I just purchased some 72 hour heat packs off of Ebay (would have been more expensive to get a single one, and I'd never know if I need more), and based on the lot price, it would come out to about $2.50/pack. So $2.50 + flat rate 2-3 day priority shipping. Unless express shipping is preferred. I will have to go check pricing, unless someone knows off the top of their head? Heat packs are expected to arrive Tuesday and then I can ship Wednesday, unless that is cutting it close and you would prefer I hold him another week.



Aqua Aurora said:


> meanwhile feng is think "OMG WILL ONE OF YOU JUST TAKE HIM!" ^.~


:lol:


----------



## Aqua Aurora (Oct 4, 2013)

Fenghuang said:


> I just purchased some 72 hour heat packs off of Ebay (would have been more expensive to get a single one, and I'd never know if I need more), and based on the lot price, it would come out to about $2.50/pack. So $2.50 + flat rate 2-3 day priority shipping. Unless express shipping is preferred. I will have to go check pricing, unless someone knows off the top of their head? Heat packs are expected to arrive Tuesday and then I can ship Wednesday, unless that is cutting it close and you would prefer I hold him another week.
> 
> 
> 
> :lol:


flat rate small is $7-8, use your own box under 12" and low weight is about $8. Having just got a betta in the mail via 2day priority non flat rate box it was $12 (no heat pack). Express I think is $34-36?


----------



## Nova betta (Dec 5, 2014)

So I'll just plan plan on about 15 dollars for priority mail including the heat pack. Does that sound ok to you feng?


----------



## Fenghuang (Dec 28, 2012)

Nova betta said:


> So I'll just plan plan on about 15 dollars for priority mail including the heat pack. Does that sound ok to you feng?


It does, Nova. Are you decided on taking him then?



Aqua Aurora said:


> flat rate small is $7-8, use your own box under 12" and low weight is about $8. Having just got a betta in the mail via 2day priority non flat rate box it was $12 (no heat pack). Express I think is $34-36?


And thank you, Aurora! :-D


----------



## Nova betta (Dec 5, 2014)

Fenghuang said:


> It does, Nova. Are you decided on taking him then?
> 
> 
> 
> And thank you, Aurora! :-D


Yes! Unless @InfiniteGlory really wants him 


:lol::lol:


----------



## InfiniteGlory (Dec 17, 2012)

Thank you @Nova betta but I have to decline your offer. Best of luck to you and your new fish ☺


Sent from my XT1254 using Tapatalk


----------



## Nova betta (Dec 5, 2014)

Fenghuang said:


> It does, Nova. Are you decided on taking him then?

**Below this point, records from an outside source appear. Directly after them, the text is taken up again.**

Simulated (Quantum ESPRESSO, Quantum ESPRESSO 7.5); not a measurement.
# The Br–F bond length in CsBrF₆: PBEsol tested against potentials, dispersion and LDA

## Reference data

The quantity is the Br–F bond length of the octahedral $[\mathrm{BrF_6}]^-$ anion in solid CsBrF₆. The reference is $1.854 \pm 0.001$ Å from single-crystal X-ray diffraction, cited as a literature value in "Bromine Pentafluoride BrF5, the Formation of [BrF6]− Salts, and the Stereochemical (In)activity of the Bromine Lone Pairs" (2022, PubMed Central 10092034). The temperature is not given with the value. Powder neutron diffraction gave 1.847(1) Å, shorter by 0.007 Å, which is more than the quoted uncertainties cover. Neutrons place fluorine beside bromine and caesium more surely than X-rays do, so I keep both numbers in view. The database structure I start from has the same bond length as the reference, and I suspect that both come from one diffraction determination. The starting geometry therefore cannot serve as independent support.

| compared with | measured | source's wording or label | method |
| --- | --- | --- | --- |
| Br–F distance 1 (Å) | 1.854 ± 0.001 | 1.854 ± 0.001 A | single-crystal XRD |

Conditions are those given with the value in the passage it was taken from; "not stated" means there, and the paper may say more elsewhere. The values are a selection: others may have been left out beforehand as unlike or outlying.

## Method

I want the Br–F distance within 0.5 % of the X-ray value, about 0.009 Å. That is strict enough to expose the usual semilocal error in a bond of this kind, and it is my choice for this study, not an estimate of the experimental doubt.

I'll PM you today wit my address and other information. Do you accept paypal?


----------



## Fenghuang (Dec 28, 2012)

Nova betta said:


> I'll PM you today wit my address and other information. Do you accept paypal?


Yes, please PM me and we can work out the rest of the details (bear with me please, I have some school and general RL-related obligation, so massive apologies for the late reply >_>). And yes, I do take Paypal. Thank you.


----------